LARG / HFO

Half Field Offense in Robocup 2D Soccer
MIT License
231 stars 93 forks source link

Data re SARSA weights? #43

Open drallensmith opened 6 years ago

drallensmith commented 6 years ago

Is there any information available about the SARSA weights discussed in the main HFO paper? I'm not necessarily asking if the weights themselves are available, but more any statistical information that would help determine the degree to which HFO is a "fractured" learning domain. (I'm pretty certain it is to some degree, given that keepaway soccer is known to be one, but would like confirmation.)

mhauskn commented 6 years ago

The SARSA experiments were run by collaborators so unfortunately I don't have any the information about the weights of SARSA or even the original weights. However, the code is included in the examples so perhaps you could re-train your own.

Are you referring to fractured domain in the sense of different states requiring different actions?

drallensmith commented 6 years ago

Very close-together states requiring significantly different actions; the sort of thing that multi-modular-NEAT and RBF-NEAT are meant to help handle.

mhauskn commented 6 years ago

I think that it will depend on the HFO scenario. In a 1v0 with low level states & actions, I personally think similar states will have similar actions. However, with more players I think it's possible to have a much more fractured decision space.
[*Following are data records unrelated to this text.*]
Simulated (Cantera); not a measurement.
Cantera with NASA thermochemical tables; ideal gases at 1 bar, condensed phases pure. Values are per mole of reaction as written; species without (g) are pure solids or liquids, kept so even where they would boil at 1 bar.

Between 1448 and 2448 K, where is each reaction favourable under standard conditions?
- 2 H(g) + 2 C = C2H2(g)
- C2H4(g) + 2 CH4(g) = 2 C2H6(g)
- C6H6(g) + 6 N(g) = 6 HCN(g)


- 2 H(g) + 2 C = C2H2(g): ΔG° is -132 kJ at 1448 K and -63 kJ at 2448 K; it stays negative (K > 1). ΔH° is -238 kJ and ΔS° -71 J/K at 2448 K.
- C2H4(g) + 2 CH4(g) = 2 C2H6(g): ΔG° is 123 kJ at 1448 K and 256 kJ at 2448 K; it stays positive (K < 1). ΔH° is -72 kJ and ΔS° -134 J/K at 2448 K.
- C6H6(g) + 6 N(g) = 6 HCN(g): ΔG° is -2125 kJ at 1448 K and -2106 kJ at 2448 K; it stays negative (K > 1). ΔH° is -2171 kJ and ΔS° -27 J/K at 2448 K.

drallensmith commented 6 years ago

I agree, although of course it depends on what one considers "similar" (only "kickable" gives a much different result between a ball just within kickable distance vs just outside, for instance). (I found an interesting student paper that found that with keepaway - HyperNEAT doing better with minimal numbers of players, but NEAT doing better than HyperNEAT with more players involved.)

One reason I'm interested in using high-level actions to start, however, despite that they almost certainly introduce more fractures in the space, is for a fair match vs random as a feasible-infeasible test.